After a years gap, the UK returned in 1959 to begin the longest unbroken sequence of any nation at the contest (France have stormed off in a huff a couple of times and Germany’s record was spoilt by elimination in the 1996 qualifier). The idea of two singers per song was ditched but again there were semi-finals (just two this time). Lita Roza was once more there at the sharp end but had to give way to the first of a long list of chirpy/bouncy UK chosen songs, as presented in this instance by Pearl Carr and Teddy Johnson.
Encouraged by their strong second place, Pearl and Teddy returned in 1960 but had to give best to Teddy’s brother Bryan. Again there were two semi-finals.
1961 saw the first straight final consisting of nine songs. Like his sibling, Bryan Johnson came back for another stab at glory after a runners-up spot in Europe the year before. As the contest had by now grown in popularity he was faced by quite an array of well-known singers, including Ricky Valance, Craig Douglas, Anne Shelton and Mark Wynter. All had to admit defeat however to the wholesome Allison brothers.
More famous singers of their time threw their hat into the ring in 1962, including actor/singer Kenny Lynch, Donna Douglas and Karl Denver. The yodeling Aussie Frank Ifield made his first attempt to represent the UK and conquered all but the winner Ronnie Carroll.
Carroll finished fourth, which was something of a letdown after three consecutive runner-up showings, so he returned to SFE in 1963. Quite remarkably, despite entries from Anne Shelton once more and Vince Hill, he won again and remains to this day the only UK singer to enter consecutive contests.

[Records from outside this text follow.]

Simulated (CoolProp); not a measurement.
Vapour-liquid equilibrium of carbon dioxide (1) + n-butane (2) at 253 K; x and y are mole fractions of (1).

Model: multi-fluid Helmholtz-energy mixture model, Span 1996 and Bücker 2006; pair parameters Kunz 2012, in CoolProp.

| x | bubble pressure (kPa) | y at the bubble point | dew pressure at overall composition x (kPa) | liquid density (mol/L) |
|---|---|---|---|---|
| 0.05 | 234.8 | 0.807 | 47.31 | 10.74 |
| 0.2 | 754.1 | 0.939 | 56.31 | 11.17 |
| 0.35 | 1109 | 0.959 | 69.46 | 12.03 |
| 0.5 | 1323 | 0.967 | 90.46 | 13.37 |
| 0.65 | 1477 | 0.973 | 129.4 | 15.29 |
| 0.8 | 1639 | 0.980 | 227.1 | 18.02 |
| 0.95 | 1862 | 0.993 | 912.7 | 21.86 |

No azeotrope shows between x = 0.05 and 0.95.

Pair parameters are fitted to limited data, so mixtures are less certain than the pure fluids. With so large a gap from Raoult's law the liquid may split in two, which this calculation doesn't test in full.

Ronnie’s second entry fared no better (but no worse) than his first, and the BBC took a radical step in 1964 that would change the format of SFE for the next dozen years. One popular singer was signed up to perform all the six final songs before the public. Matt Monro was the first choice, but although his winning song won SFE by a landslide (and was runner-up in the contest), it failed to crack the UK chart and is seldom found on Monro collections.
In 1965 the baton was passed to Kathy Kirby, and another change occurred as the regional juries were replaced by a national postcard vote. This change may have contributed to a much closer margin among the top three songs.
The 1965 Eurovision champion “Poupee De Cire Poupee De Son” can probably be classified as the first “modern” sounding contest winner, so it was quite a surprise when the BBC chose the determinedly old-fashioned Kenneth McKellar for the 1966 event. The number of songs in the final was reduced from six to five. His chosen song easily scored the worst of any UK song to that date, so it was clear some modernization was urgently required.